The bribes that U.S. Rep. Randy "Duke" Cunningham admits taking from defense contractors are so brazen and so repulsive that the quizzical looks on Capitol Hill don't get the job done anymore.

Take Rep. Bill Young, the Indian Shores Republican who was House Appropriations chairman when Cunningham was getting rich. Young said Tuesday he will review defense contracts to make "doubly sure that anything shaky is not going to stay in" and then added: "It's hard to believe. I always thought Duke was a really straight arrow."

Not to pick on Young, but does no one take notice anymore when a colleague is stuffing $2.4-million in his pocket while helping direct $243-million in contracts to two defense businesses? Did the fact that he was living in Washington on a defense company's yacht, named Duke-Stir, not raise even an eyebrow?

Monday's plea deal for the eight-term California congressman, which was accompanied by his resignation, outlines a trail so corrupt as to be an assault on the senses. The home he sold two years ago to a defense contractor at a laughably inflated price may have triggered the criminal investigation, but that transaction was only a down payment for his congressional services. The list goes one: a Rolls Royce, resort vacations, Persian rugs, silver candelabras, $1,500 earrings, a $2,000 graduation party for his daughter, a $7,200 19th-century French commode. You get the picture.

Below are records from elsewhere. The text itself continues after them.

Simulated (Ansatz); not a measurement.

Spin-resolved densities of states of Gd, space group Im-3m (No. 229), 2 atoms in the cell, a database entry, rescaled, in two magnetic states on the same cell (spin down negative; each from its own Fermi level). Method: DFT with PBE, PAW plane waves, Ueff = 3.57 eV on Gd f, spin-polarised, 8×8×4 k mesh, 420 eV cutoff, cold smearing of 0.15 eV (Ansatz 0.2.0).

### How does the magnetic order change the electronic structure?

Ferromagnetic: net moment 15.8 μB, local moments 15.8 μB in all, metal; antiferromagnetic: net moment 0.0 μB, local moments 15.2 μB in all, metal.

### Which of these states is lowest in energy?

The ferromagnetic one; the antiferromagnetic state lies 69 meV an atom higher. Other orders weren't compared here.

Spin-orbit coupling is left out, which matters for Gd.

Cunningham, a Vietnam War fighter pilot, will forfeit most of his ill-gotten gains and may ultimately land in prison. But the institution he leaves behind cannot pretend to be cleansed. Leaving aside the investigations that have proved increasingly discomforting to the Republican Party and former House Majority Leader Tom DeLay, this is a stain on representative democracy. This was one California congressman on one appropriations subcommittee pushing for two defense companies that paid him $2.4-million for his troubles. As economies of corruption go, that puts Washington on a scale with Nigeria or Bangladesh.

Congress already is held in low regard by most Americans, and Cunningham's admissions only confirm their worst suspicions. If Congress is ever to clean up its act, it will need more than vague assurances and puzzled looks.